If you’re a chef who loves cooking but wants more freedom, learning how to become a personal chef could be the career shift you’re looking for. Unlike restaurants, it’s not about running a brigade – it’s about running yourself. You’ll cook in private homes, for regular clients, or for events and build a business around your skills.
This guide covers what the job really involves, the skills you’ll need, the pros and cons, and the practical steps to make it work.
What does a Personal Chef do?
Personal chefs design and cook meals for clients in their homes. Sometimes that’s weekly meal prep, sometimes special occasions. Unlike private chefs (who usually work full-time for one household), personal chefs often juggle multiple clients.
Typical responsibilities include:
- Planning and creating menus to suit client tastes and dietary needs.
- Grocery shopping and ingredient sourcing.
- Prepping and cooking meals (often for storage/freezing).
- Cooking for dinner parties or events.
- Cleaning down and leaving kitchens spotless.
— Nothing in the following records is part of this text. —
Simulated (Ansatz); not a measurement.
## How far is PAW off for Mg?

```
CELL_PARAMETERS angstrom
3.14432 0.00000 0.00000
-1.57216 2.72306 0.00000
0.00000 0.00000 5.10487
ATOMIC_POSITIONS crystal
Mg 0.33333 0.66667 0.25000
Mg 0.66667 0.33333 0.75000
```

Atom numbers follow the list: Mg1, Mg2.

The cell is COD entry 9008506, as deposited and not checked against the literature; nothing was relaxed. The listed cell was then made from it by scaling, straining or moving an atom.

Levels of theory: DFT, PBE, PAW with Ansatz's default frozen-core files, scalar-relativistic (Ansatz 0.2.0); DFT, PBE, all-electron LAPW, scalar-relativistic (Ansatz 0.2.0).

Skills you’ll need to succeed
Cooking talent is just one part of the puzzle. To succeed as a personal chef, you’ll also need:
- Organisation – balancing multiple clients and meal plans.
- Flexibility – working around family schedules or event timings.
- People skills – you’re in someone’s home; trust and rapport are everything.
- Business sense – setting rates, managing bookings, invoicing.
- Professionalism – discretion and reliability matter as much as food.
Building trust is essential. You’re not just cooking – you’re stepping into people’s personal spaces. Clients want someone who feels dependable, respectful, and discreet.
Lifestyle fit – is this really for you?
Restaurant hours are tough, but personal cheffing isn’t exactly a “soft option”. The work can be physically demanding (shopping, lifting, long prep days) and emotionally demanding (clients can be picky, last-minute, or high-pressure).
Be honest about the trade-offs:
- You get control of your schedule – but you’re the only one responsible if things go wrong.
- You can choose your clients – but you’ll also need to handle the business admin that comes with that freedom.
- You might find the work more personally rewarding – but it’s often lonelier than working in a brigade.
This role tends to suits chefs who want independence, enjoy variety and can self-manage without the buzz of a team kitchen.
Steps to becoming a Personal Chef
Here’s how to make the move:
Step 1 – Build your experience
Most personal chefs start after working as a chef de partie, sous chef or head chef. Having that foundation means you’re confident with timing, prep and managing pressure.
Step 2 – Get certified where needed
While not always required, food hygiene certifications are essential. Clients feel reassured knowing you’ve got professional training and safety covered.
Step 3 – Define your offering
Decide if you’ll focus on:
- Weekly meal prep for busy families.
- Dinner parties and private events.
- Dietary specialisms (plant-based, gluten-free, diabetic-friendly).
Step 4 – Set your rates
Rates vary widely by location and service type. Many personal chefs charge per hour, per meal, or per day. In the UK, day rates typically range £200–£400 depending on experience and client expectations.
Step 5 – Market yourself
- Build a simple website with menus and testimonials.
- Use chef-focused platforms or social media to show your work.
- Word of mouth is powerful – so be sure to delight your clients and referrals will follow.